A polynomial $f(x) = x^n + a_{n-1}x^{n-1} \cdots + a_1x + a_0,$ with integer coefficients $a_i,$ has roots at $1, 2, 4, \ldots, 2^{n-1}.$ What possible values can $f(0)$ take?

How else can you write a polynomial when you know all of its roots?

… specifically, a polynomial that has a root at $x_0$ is divisible by the binomial $x-x_0.$ How does this help you answer the first hint?

… more specifically, $x-x_0$ is a factor of $f(x),$ i.e. $f(x)=(x-x_0)g(x)$ where $g(x)$ is a polynomial of degree $n-1.$ How does this help you answer the first hint?

Finding $f(0)$ is the same as evaluating this new expression at $0.$ What do you obtain?

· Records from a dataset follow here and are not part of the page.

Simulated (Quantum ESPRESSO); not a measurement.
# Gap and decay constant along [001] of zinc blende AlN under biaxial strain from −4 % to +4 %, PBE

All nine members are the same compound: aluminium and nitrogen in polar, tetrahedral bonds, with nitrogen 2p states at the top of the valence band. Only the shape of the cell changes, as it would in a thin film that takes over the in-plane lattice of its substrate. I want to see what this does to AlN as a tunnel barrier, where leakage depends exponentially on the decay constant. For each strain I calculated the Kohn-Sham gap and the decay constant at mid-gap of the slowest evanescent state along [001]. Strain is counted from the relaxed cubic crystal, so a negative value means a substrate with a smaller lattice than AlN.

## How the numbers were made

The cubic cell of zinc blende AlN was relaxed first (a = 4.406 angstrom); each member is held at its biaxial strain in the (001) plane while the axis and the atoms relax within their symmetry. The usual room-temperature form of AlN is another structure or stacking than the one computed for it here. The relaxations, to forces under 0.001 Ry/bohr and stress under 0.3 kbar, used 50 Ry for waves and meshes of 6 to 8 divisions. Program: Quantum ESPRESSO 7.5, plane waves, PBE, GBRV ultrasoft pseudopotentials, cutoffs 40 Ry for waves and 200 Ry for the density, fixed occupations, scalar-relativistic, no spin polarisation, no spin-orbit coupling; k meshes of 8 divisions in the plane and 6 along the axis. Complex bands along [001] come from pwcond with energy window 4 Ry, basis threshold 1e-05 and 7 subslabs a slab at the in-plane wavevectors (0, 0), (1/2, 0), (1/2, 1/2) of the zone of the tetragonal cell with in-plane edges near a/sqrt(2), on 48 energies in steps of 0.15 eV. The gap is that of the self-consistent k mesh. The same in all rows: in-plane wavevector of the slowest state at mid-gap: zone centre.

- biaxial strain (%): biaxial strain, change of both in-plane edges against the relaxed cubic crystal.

What manipulations can you perform on exponents when the bases are equal?

Specifically, try writing the product as a single number raised to a power, where the latter is an expression.

Looking at the expression (sum) in the power, do you notice a familiar relationship between its terms?

Seeing as the coefficient of $x^n$ is 1, we can write $f(x)=\prod_{i=0}^{n-1}(x - 2^i).$ Thus, $$ \begin{aligned} f(0)&=\prod_{i=0}^{n-1}-2^i \\&= \prod_{i=0}^{n-1}(-1)\cdot2^i \\&= (-1)^n\;2^{\sum_0^{n-1}i} \\&= (-1)^n\;2^{n(n-1)/2}. \end{aligned} $$ There are no duplicate roots since $f$ is of degree $n$ and we were told it has $n$ distinct roots.